We arrived early at the hotel overlooking the Inner Harbour in the heart of the city. We found our seats in The Bengal Lounge, a room with ceilings that reach skyward, huge framed windows that let the sunshine in.
I disappeared into its large stuffed leather chairs.
The décor of the room is Victorian Colonial Indian, honouring the fact Queen Victoria was the Empress of India until her death in 1901. Well-dressed male servers moved silently around with crisp and precision-like manners, quiet yet efficient, friendly and welcoming without a lot of fuss, guiding guests to the Indian curry buffet—a feast for the seasoned pallet.
I busied myself admiring the masculinity of the place, imagining gentlemen a hundred years ago meeting at lunch to discuss politics and fine cigars, arguing that the hotel didn’t require a sign above its entrance because, as one gentleman apparently said, “Anyone who doesn’t know this is The Empress shouldn’t be staying here.”
The place just evokes those thoughts; thoughts of indisputable respect.
I saw Al at the doorway. The maitre d’ extended his hand respectfully as though welcoming Al in to a private club. “This man is no stranger,” that small gesture said.
He had on a cotton fall jacket, his hat sitting ever so slightly to the side. He was smaller than I imagined, a fine but fit frame. He looked at me and his blue eyes were crisp and clear.
I jumped to my feet wanting to throw my arms around Al; wanting to claim him as my own family, as my uncle. He had lived across the street from my father when they were children, had played hockey with my father, had planned their futures together in the arena called World War II.
And I thought meeting this man would bring my dad back to me, even if only for a minute, for a story, for a moment, to a place where I could almost touch him.
I wasn’t disappointed.
David introduced me. I may have gushed, almost cried out, exhaled notably. Then we sat and for the next couple of hours, David’s uncle shared his stories of travel during the war and later in his employ with Air Canada and life with “Ollie,” the love of his life since they were “kids”—the kind of love few get to witness; even fewer get to experience.
The trees outside the window seemed to lean in, close to the glass as if they, too, wanted to hear Al’s soft voice, a voice with a chuckle behind it, a grateful giggle flashing in his blue eyes.
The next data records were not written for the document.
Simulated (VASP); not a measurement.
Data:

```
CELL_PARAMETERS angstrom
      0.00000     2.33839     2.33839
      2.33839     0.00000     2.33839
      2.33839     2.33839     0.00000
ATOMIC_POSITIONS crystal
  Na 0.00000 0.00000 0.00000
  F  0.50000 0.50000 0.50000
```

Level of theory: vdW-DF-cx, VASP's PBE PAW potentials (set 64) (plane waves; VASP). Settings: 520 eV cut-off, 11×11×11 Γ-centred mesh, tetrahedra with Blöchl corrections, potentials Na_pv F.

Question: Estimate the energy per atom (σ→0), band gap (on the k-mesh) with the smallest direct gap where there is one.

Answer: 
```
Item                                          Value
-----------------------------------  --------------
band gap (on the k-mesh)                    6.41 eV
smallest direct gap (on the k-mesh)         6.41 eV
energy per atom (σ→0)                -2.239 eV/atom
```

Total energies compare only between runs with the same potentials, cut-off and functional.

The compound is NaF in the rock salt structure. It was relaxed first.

He told David and I of the adventures he and Ollie shared, the getting married impulsively before he was sent overseas, the grabbing hold of moments, seizing the day, the dancing, the laughter and the fun, letting go the hurts of life.
And Al told me about my dad, about hockey and ice cream and pranks. I gathered up each word and tucked them into a safe place, so I could pull the stories out later and savour them.
Al sipped his martini, confessed his love of peanuts, and let me crawl inside his memories of my father as if they were my own.
That very day I claimed Albert Ward as my family—and I am better for it.